You are viewing a plain text version of this content. The canonical link for it is here.
Posted to users@zeppelin.apache.org by "Verma, Rishi (398M)" <Ri...@jpl.nasa.gov> on 2015/10/19 21:32:47 UTC

Zeppelin on Spark with Mesos, getting JsonMappingException

Hello,

I’m getting a Json mapping exception errors when trying to use any cluster map/reduce operations on Zeppelin with Apache Spark, running on Mesos. Could somebody provide guidance? I feel my configuration is correct according to documentation I’ve read, and I can’t seem to figure out why the reduce commands are failing. 

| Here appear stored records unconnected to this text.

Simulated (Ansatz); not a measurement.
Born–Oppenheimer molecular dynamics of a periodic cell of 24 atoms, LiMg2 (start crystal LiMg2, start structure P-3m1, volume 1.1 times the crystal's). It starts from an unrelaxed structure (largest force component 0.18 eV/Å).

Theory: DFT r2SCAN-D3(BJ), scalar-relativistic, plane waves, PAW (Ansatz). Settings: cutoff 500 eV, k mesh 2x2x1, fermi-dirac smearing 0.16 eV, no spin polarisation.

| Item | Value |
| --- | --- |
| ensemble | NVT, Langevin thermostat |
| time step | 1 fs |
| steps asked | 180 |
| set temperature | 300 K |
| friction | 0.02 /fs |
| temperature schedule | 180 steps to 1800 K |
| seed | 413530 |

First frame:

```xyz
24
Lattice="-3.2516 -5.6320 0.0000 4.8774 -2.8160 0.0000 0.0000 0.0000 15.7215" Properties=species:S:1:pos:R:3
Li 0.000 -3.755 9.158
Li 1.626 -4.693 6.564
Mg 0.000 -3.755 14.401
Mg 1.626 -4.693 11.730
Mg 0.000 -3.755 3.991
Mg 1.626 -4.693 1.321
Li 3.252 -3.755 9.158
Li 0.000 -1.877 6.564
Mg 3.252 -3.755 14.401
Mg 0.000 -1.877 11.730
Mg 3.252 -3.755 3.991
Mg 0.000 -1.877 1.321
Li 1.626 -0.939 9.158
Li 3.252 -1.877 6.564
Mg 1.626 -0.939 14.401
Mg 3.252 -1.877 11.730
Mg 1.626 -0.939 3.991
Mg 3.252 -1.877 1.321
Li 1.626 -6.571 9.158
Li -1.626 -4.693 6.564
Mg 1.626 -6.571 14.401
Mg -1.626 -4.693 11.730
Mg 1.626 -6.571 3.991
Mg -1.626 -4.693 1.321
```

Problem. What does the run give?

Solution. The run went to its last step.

Here are three (Scala) commands I tried in a fresh Zeppelin notebook, the first two work fine and the third fails:

> sc.getConf.getAll
res0: Array[(String, String)] = Array((spark.submit.pyArchives,pyspark.zip:py4j-0.8.2.1-src.zip), (spark.home,/cluster/spark), (spark.executor.memory,512m), (spark.files,file:/cluster/spark/python/lib/pyspark.zip,file:/cluster/spark/python/lib/py4j-0.8.2.1-src.zip), (spark.repl.class.uri,http://<IP_HIDDEN>:<PORT_HIDDEN>), (args,""), (zeppelin.spark.concurrentSQL,false), (spark.fileserver.uri,http://<IP_HIDDEN>:<PORT_HIDDEN>), (zeppelin.pyspark.python,python), (spark.scheduler.mode,FAIR), (zeppelin.spark.maxResult,1000), (spark.executor.id,driver), (spark.driver.port,<PORT_HIDDEN>), (zeppelin.dep.localrepo,local-repo), (spark.app.id,20151007-143704-2255525248-5050-29909-0013), (spark.externalBlockStore.folderName,spark-e7edd394-1618-4c18-b76d-9...

> (1 to 10).reduce(_ + _)
res5: Int = 55

> sc.parallelize(1 to 10).reduce(_ + _)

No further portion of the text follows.